The Semiquincentennial is Coming to the Chesapeake

Those of us who were teenagers or young adults celebrating 1976’s Semicentennial Anniversary of the signing of the Declaration of Independence saw it as a once-in-a-lifetime experience, so we might be forgiven for being amused to find that it’s coming around again. The MD250 and VA250 American Revolution Commissions have been busy planning their commemorations for several years, and special events have already begun, touching especially on the role of the Chesapeake and the contributions of her people in the Revolution. 

The most obvious are Sail250 festivals, elements in a global gathering of tall ships and military vessels to celebrate the 250th Anniversary of the founding of the United States. Virginia’s edition runs in Norfolk and other Lower Bay ports June 12-23, while Maryland’s runs in Baltimore Harbor June 24-30. Also obvious will be waterside events at George Washington’s Mount Vernon on the Potomac below Alexandria, George Washington’s Birthplace National Monument further down the Potomac on the Northern Neck, and the Colonial National Historical Park’s Yorktown Battlefield at the mouth of the York River. There are, however, multiple sites for smaller—but still significant—river-related skirmishes, such as Benedict Arnold’s raid on Richmond and the Battle of Osborne’s Landing on the James in Chesterfield County (opposite today’s Osborne Park & Boat Landing). In Maryland, the largest battle was the repulse of a Lord Dunmore raid on St. George’s Island at the mouth of the Potomac in St. Mary’s County (for a video seminar on that battle, click here).
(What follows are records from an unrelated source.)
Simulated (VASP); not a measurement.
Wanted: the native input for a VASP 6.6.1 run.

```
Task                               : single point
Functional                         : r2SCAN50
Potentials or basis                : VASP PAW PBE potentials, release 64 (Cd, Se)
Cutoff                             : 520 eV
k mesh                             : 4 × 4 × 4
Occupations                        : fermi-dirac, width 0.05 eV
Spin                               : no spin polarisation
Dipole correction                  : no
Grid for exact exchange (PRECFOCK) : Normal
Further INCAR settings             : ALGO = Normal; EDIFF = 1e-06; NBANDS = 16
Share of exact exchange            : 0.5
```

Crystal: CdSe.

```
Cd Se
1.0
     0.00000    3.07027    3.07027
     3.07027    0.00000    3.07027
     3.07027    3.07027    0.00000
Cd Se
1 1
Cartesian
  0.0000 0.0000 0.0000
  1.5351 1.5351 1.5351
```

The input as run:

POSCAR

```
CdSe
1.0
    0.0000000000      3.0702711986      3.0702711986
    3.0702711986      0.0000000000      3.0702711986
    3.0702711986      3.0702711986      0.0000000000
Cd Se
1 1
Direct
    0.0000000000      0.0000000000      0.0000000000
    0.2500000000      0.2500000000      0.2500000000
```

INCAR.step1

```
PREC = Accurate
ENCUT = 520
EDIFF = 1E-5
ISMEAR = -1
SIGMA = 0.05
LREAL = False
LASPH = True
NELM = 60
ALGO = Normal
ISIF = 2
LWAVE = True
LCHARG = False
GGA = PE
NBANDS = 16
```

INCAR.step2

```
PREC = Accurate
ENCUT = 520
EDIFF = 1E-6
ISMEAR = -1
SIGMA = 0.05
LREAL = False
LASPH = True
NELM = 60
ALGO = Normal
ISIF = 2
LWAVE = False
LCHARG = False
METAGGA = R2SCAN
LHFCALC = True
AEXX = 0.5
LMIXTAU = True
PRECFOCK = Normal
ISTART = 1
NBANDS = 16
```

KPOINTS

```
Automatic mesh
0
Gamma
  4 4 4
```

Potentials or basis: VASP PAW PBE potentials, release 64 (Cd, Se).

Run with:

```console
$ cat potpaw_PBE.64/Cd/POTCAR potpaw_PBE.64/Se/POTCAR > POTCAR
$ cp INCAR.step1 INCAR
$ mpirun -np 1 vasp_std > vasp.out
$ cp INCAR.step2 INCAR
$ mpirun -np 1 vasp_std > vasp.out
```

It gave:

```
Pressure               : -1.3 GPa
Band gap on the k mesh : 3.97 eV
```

Even more significant, though, was the approach to revolution that was at once thoughtful and vigorous among the men and women from the Chesapeake who led the drive for the American colonies’ independence. Maryland had its share of patriots. Charles Carroll, Samuel Chase and William Paca of Annapolis and Thomas Stone of Charles County signed the Declaration of Independence. 

Besides General Washington and Thomas Jefferson, the Lee Family of Virginia’s Northern Neck were arguably the most influential thought leaders. The first place to learn about them is spectacular Stratford Hall on the Potomac. Two members of the fourth generation, brothers Richard Henry Lee and Francis Lightfoot Lee, signed the Declaration of Independence. It was Richard Henry Lee, in fact, who made the first motion proposing independence from Great Britain on June 7, 1776 at the Second Continental Congress. 

Note, however, that this year’s Semiquincentennial is considered a commemoration, not a celebration. In addition to these well-known patriots, that distinction carefully recognizes the many people who contributed to our country’s origin, including those enslaved who built, maintained, and fed plantations like Stratford Hall and Mount Vernon, and towns from Annapolis to Williamsburg

Stay tuned. There are many more stories coming up to remind us where our country came from, with lessons for how we keep our republic in the coming years. Here’s just one example:

An Historical Footnote: The Leedstown Resolves of February 27, 1766

The Lees and families like them were products of the Chesapeake’s unique geography, largely planters whose ancestors had begun farming tobacco along the Bay’s big rivers as immigrants from Great Britain a century and a half earlier. Those rivers allowed them to ship directly to England from local wharves sited on the deep-water outer meander curves from the James and the Rappahannock to the Patuxent and the Chester. Richard Henry Lee was no stranger to the language of his motion for independence. Ten years earlier, he and another Lee brother organized a “No taxation without representation” protest at the local port of Leedstown on the Rappahannock and wrote a protest document signed by “the Sons of Liberty,” more than one-hundred local planters. That document, the Leedstown Resolves, included language that Thomas Jefferson built into the Declaration of Independence. The 260th anniversary of the Resolves is coming up next week, on February 27.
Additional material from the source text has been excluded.